LEAVING an unlicensed shotgun stored in a wardrobe for more than a decade has landed one man in court.

James Tempest hid the shotgun at his home after when he stopped going clay pigeon shooting.

Teesside Crown Court heard it was discovered stashed away in a wardrobe at his Ingleby Barwick house when his former partner was picking up her belongings and she called the police.

Anthony Pettengell, prosecuting, said the shotgun was discovered in a bag at the rear of the wardrobe but there was no ammunition with the weapon.

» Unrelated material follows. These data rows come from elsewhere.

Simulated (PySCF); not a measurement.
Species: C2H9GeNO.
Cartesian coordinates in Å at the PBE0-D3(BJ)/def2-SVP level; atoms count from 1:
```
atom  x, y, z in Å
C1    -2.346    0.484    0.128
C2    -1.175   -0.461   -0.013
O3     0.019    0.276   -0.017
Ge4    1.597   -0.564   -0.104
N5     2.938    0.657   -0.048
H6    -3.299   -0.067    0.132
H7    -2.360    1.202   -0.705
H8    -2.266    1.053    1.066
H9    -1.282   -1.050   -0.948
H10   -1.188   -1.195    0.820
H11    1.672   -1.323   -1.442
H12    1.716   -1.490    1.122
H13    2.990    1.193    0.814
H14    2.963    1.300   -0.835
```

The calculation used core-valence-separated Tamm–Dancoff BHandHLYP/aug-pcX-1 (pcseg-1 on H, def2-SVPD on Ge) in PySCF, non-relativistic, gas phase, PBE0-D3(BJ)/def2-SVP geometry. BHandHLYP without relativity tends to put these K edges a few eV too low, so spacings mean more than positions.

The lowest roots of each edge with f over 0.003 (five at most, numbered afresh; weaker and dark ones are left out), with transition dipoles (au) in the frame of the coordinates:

He said: "The police were alerted about the shotgun in question by the ex-partner of the defendant. She returned to the address on May 9 of this year; she went there in order to pick up some belongings.

"She noticed a large Beretta carrying case which wasn't locked and had a shotgun inside.

"It had a cleaning rod and gun oil with it but no ammunition."

The gun was seized by police and Tempest was arrested.

Mr Pettengell added: "He said he had purchased the shotgun in the late 90s when he did have a shotgun licence and when he did do clay pigeon shooting.

"He said he had not disposed of the weapon because he didn't know how to dispose of it and claimed it had not been removed from the case while he was living on Teesside.

"He did have a shotgun licence until 2007."

Tempest, of Apsley Way, Ingleby Barwick, pleaded guilty to possession of a shotgun without a licence.

Kelleigh Lodge, in mitigation, said her client had not used the shotgun for a number of years and urged the judge not to pass an immediate custodial sentence.

The court heard how Tempest was self-employed and work hard to support his two children.

Miss Lodge added: "He is willing to work around any curfew because he is very concerned about a custodial sentence."

When asked what hours would be suitable for a curfew to accommodate his working hours, Miss Lodge suggested 9pm to 5am.

Judge Howard Crowson ruled out the possibility of a curfew under those terms, saying: "That is no punishment at all, it's just to get you to go to bed early."

Tempest was given an eight month prison sentence, suspended for six months and ordered to pay £250 towards the prosecution costs.

"We are dealing with a firearms offence, some are more serious than others, but there is no such thing as a firearms offence with no element of risk," he said.

"I'm satisfied that it wasn't for any illegal or nefarious intent."

The judge said he accepted that the weapon had not been used for a number of years and that there was no ammunition at the house.

Judge Crowson ordered that the weapon be retained by the police for them to dispose of safely.